ACID properties are the most important guarantees any database must make to the database user. ACID is an acronym which refers to how a database handles:

  • Atomicity - state changes from committed transactions must never be partially visible; transactions are atomically applied to the database state
  • Consistency - database constraints hold at all times
  • Isolation - new transactions can only see state from previously committed transactions; transactions are isolated from each other, even if there are multiple, fresh transactions in flux
  • Durability - committed transactions must be accessible even after sudden power loss or certain types of corruption

Importance

The importance of these properties cannot be understated. Any single component missing could make a database unsuitable for high-value data.

A.C.I.D. Assessment for Project:M36

Atomicity

Through normal use of functional programming's immutable data structures, it is impossible to compile Project:M36 to reference any transactions which are not already part of the committed transaction graph.

Compliance: 100%

Consistency

While user may create and destroy arbitrary database constraints, there is no feature to relax the constraints, even temporarily. Project:M36 supports all possible, definable database constraints in the form of inclusion dependencies.

Compliance: 100%

Isolation

Each transaction can only reference data from its parent transactions. It is impossible to query data from uncommitted transactions. Software transactional memory is used to ensure that the transaction graph is updated consistently even under concurrent-use conditions.

Compliance: 100%

Durability

Project:M36 uses write-once files and directories coupled with fdatasync()/fsync() and journaled filesystems to avoid the need of double-writing with the write-ahead-log method. When a transaction is committed, its changes are written to a temporary directory, the directory's files are fdatasync()'d, then the temporary directory is atomically rename()'d into the database directory and the directory is fsync()'d.

However, Project:M36 allows the user to disable fsync()'ing, for example, for the purposes of creating temporary, disposable databases or for in-memory-only databases.

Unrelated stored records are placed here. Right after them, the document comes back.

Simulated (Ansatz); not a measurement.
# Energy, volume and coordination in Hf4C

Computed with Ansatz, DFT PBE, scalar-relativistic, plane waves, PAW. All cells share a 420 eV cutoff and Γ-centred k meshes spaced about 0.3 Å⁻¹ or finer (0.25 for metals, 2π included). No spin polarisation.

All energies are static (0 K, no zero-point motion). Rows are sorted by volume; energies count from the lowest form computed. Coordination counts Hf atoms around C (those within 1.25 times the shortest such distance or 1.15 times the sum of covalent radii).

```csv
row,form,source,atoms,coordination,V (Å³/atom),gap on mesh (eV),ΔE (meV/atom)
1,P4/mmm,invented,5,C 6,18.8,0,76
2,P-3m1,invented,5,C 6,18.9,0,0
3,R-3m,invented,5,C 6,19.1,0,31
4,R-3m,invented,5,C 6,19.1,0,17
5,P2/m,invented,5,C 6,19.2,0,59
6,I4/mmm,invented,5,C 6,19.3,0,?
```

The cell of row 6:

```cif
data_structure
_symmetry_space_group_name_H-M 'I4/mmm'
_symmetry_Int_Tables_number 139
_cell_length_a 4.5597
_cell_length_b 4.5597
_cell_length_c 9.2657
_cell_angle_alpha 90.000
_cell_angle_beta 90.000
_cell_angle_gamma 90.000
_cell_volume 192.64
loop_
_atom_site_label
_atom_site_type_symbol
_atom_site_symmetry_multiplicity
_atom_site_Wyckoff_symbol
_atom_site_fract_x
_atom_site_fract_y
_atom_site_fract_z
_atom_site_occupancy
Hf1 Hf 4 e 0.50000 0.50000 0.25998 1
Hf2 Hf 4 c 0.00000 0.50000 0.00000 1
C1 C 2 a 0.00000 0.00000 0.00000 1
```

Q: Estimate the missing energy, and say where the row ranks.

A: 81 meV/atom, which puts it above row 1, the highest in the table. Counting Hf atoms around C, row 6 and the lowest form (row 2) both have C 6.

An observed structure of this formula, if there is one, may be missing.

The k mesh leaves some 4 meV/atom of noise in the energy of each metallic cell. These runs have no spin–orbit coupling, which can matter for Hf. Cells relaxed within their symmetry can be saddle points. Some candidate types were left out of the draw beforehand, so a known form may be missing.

In addition, Project:M36 relies on the user to use Project:M36 databases on ordered, journaled metadata filesystems only. A future improvement could be to detect scenarios under which Project:M36 is not offering guaranteed durability. Write-ahead-logs do not suffer from this requirement.

Database directories can be shared across multiple Project:M36 database processes. This operates similarly to SQLite and relies on POSIX advisory locking and Windows file locking to ensure consistency.